Deputy and Slon Journalist Beaten by Homophobes in Moscow Bar

August 6, 2013
Municipal deputy and Slon journalist Vera Kichanova | Slon

Vera Kichanova, Slon.ru journalist; a municipal deputy for the South Tushino district; and [Kichanova’s] companions were beaten at Kamchatka bar. Some female guests at the bar, and then the men in their group, were unhappy with the way Vera’s friends looked and decided to demonstrate their dislike of homosexuals, not only by word but by deed.

Here’s what Vera wrote on her Facebook:

 “…Some woman comes flying at us with shouts of “Pidory!” [pederasts] and starts beating us. They were confused and tried to calm her down. Another woman ran up and also threw herself at us, and then three guys from the same group. At one point all five of them were beating my one friend who lay down, covering his head with his hands.”

That was not the end of it; the attackers then switched their attention to Vera’s husband, Pavel, trying to tear out his hair, throw his glasses on the floor, and kick him in the legs, shouting “Burn in hell!” At first the security at the bar were virtually inactive and only after some time did they interfere. But the guards didn’t detain the attackers or summon the police.
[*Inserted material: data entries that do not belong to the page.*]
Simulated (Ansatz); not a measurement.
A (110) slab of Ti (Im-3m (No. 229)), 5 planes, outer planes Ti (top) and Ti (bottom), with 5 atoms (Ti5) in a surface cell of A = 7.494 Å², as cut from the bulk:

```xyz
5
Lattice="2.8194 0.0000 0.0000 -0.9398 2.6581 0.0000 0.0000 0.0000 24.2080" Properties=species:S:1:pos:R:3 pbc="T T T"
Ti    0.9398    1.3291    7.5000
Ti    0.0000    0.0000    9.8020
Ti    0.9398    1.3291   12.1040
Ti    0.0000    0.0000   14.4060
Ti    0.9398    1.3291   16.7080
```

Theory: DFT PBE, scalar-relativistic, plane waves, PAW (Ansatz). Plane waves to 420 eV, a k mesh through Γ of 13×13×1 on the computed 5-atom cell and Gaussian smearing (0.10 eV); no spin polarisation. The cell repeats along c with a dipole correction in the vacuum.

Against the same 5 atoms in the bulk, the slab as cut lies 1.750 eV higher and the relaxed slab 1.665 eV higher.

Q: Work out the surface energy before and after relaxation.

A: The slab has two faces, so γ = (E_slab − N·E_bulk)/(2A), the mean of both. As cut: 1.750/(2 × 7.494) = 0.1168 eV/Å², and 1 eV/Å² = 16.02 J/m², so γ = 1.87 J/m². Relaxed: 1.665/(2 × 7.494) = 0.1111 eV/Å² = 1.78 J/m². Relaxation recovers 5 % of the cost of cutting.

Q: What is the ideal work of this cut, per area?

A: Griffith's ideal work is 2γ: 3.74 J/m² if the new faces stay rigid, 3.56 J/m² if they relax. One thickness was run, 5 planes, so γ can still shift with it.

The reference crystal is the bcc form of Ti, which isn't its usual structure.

“Her guy comes running up and also started beating us, I stood between them, he didn’t touch me, but she pushed him and kicked me in the stomach. The guard grabbed me and Pasha and took us inside, saying ‘This is for your safety.’ Nobody even touched those freaks, they continued to hang around on the deck and our whole group of about ten people were not allowed outside. For our safety.”

The Kamchatka bar belongs to Arkady Novikov, the authorized representative of Sergei Sobyanin, a candidate in the mayoral elections in Moscow. It is located in the very center of Moscow on Kuznetsky Bridge, opposite TsUM (Central Department Store).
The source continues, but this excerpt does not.